“Road” at the La Mama Annex, is a play that comes out of depressed, Thatcherite England. Its author, Jim Cartwright, is said to have stitched it together in two weeks, after London’s Royal Court Theater, which had commissioned a play from him three years earlier, wrote to inquire how it was coming along. “Road” takes the audience on a night prowl through a Lancashire slum. Mr. Cartwright grew up not far from such a slum, in a working-class neighborhood near the Lancashire city of Bolton, where, before sending a number of dramatic sketches to the Royal Court, he held various unskilled jobs in factories that made cough drops and television sets. The point of “Road,” though, is that it could be set in any forgotten street in any city in the North—Bradford, Middlesbrough, Preston, Leeds. The script consists mostly of vignettes—brief monologues or exchanges taking place in the minds and houses of the people living in this dingy little street, whose name no one can remember.

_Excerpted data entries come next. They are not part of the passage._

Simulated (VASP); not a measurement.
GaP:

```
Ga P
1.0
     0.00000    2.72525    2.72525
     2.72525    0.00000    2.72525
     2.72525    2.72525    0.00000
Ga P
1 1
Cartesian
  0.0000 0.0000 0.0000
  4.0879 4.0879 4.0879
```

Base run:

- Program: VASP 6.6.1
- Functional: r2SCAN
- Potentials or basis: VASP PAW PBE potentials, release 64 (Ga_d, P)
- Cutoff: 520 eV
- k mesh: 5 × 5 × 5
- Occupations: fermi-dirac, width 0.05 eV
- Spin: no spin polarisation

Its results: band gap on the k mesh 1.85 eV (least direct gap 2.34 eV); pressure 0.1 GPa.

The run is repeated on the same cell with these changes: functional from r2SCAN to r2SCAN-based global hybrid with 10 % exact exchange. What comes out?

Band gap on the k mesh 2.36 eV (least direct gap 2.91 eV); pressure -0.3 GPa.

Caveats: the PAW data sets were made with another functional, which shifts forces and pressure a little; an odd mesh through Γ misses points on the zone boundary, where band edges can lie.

The action is distributed all over the performance area, which has been dressed in the iconography of generic British squalor—brickwork and rubbish bins, layers of wallpaper, an old mattress, a junked car, poster ads, bits of furniture. Some scenes take place on the platforms that represent the interiors of houses, and some take place in the street. The audience has the option of sitting and watching from the sidelines above or joining the actors on the stage floor. In one house, a middle-aged man irons his trousers and reminisces about his time in the National Service; in a kitchen, a dotty old woman makes up her face. Sometimes we sit on the cracked pavement of Paul Brown’s set to watch a scene being played out; sometimes we stand, turning this way and that, as actors call to each other across the open space; sometimes the action of the play comes out to meet us as a skinhead jumps down to share his philosophy of life with the audience or two brassy young women stop to flirt with the local rummy, a retired sailor named Scullery, who acts as both chorus and tour guide. The characters alternate between acknowledging and not acknowledging the audience’s presence, while Scullery manages the crowd, signaling us to move now here, now there, and telling us when to sit down.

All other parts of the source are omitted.